ElasticSearch Storage Utilization Alert Triage
Overview
This document provides:
- Hypothesis for what the problem might be.
- Steps to validate the hypothesis.
- Mitigations to be considered while debugging.
Hypothesis
- The cluster is storing a large number of documents.
- The cluster still storing large amounts of deleted documents queued for garbage collection.
- The cluster has not been allocated an insufficient amount of storage.
Validation
Metrics
- Log into the AWS Console
- Navigate to OpenSearch Dashboard
- Select the OpenSearch cluster that is relevant to your alert
- Select the "Cluster Health" tab
Removal of storage
Before documents are actually removed, they enter a temporary phase where they accumulate for garbage collection policies to remove the data. You can check this with the metric "Deleted Documents".
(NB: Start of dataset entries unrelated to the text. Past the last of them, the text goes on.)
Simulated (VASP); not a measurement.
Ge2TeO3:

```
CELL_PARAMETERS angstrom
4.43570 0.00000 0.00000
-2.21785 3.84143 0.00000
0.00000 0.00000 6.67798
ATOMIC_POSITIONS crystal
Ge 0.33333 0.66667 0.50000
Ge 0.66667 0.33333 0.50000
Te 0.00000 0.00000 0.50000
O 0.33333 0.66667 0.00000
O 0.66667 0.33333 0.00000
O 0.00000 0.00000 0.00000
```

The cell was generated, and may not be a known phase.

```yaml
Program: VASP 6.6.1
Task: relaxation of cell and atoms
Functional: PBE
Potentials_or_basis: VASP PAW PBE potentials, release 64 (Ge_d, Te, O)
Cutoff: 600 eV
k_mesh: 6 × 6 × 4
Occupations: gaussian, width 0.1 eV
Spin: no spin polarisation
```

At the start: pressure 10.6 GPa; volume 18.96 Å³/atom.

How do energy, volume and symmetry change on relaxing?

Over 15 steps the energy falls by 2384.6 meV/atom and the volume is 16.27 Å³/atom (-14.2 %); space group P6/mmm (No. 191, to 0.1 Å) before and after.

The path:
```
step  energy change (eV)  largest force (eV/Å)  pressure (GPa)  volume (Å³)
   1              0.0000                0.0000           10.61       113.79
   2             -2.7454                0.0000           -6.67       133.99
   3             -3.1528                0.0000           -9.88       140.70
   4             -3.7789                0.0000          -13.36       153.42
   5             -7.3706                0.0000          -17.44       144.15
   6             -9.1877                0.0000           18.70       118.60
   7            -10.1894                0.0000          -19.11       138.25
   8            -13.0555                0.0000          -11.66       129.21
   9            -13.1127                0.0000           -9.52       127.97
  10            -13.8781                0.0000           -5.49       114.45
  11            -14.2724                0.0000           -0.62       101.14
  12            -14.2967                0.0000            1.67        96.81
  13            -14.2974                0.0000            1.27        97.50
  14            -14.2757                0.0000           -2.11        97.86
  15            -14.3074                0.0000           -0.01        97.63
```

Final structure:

Storage of Documents and indices
The metric "Indexing Rate" will show how much storage is being used for documents and indices, and gives an overall impression of storage utilization, and this can also be a sign that not enough storage is available.
Logs
There is a logs tab in the bottom section of the OpenSearch cluster instance dashboard which will link you to the following log groups in CloudWatch Log Insights. These can also help to identify malformed or malicious requests.
- Search slow logs
- Index slow logs
- Error logs
- Audit logs
Mitigation
- Can the Skpr Platform Team block any undesired, malicious or malformed traffic?
- Can the Development Team disable a recently released feature generating these workloads?
- Can the Development Team delete an unnecessary index?
- Can the Skpr Platform Team adjust the garbage collection policy to be more frequent to meet the application needs?
- Can the Skpr Platform Team scale the storage of the cluster?